Exercise 2.2.2: the largest strongly connected component

Write a function largest_component(components) that takes as input the set of strongly connected components, and selects the largest component. Note that the size of a component c is determined by the Python command len(c)

In [5]:
def largest_component(components):
    largest = set()

    # begin of solution
    max_len = 0
    for comp in components:
        if (len(comp) > max_len):
            max_len  = len(comp)
            largest = comp
    # end of solution
    return largest
    
giant_scc = largest_component(scc)
giant_scc   # show the giant strongly connected component
Out[5]:
{'1', '13', '14', '15', '18', '3', '4', '8', '9'}

Exercise 2.2.3: can one component reach another?

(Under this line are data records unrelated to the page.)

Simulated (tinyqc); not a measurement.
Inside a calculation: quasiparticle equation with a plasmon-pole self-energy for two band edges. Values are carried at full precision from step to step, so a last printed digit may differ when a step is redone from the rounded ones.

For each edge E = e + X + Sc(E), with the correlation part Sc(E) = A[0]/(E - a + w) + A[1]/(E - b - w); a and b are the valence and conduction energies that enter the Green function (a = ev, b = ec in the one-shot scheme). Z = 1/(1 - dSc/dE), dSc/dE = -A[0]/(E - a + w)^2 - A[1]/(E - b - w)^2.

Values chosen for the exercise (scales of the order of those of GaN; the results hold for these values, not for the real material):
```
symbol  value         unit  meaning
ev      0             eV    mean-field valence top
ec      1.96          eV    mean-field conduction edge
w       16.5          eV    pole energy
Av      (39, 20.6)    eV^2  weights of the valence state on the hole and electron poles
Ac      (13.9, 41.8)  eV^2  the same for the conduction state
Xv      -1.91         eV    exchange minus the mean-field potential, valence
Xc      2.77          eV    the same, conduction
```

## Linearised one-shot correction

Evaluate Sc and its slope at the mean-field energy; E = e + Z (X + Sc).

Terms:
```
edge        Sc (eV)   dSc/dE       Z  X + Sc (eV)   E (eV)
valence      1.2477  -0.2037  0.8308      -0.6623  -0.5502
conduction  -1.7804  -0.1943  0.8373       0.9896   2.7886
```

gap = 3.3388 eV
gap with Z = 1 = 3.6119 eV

The Bow-Tie structure of the web consists of the giant strongly connected component, and sets of nodes called: IN, OUT, Tendrils, Tubes, and Disconnected. The sets of nodes IN, OUT, Tendrils, etc. are defined by the fact that nodes in them can reach nodes from another component. Note that if one node from a strongly connected component c1 can reach one node of another strongly connected component c2, then all nodes from c1 can reach all nodes from c2 (Why?).

Write a function can_reach(c1, c2) that takes two components c1 and c2, and returns True if the first component can reach the second component, and False otherwise

Tip 1: Make use of the depth-first search implementation of NetworkX.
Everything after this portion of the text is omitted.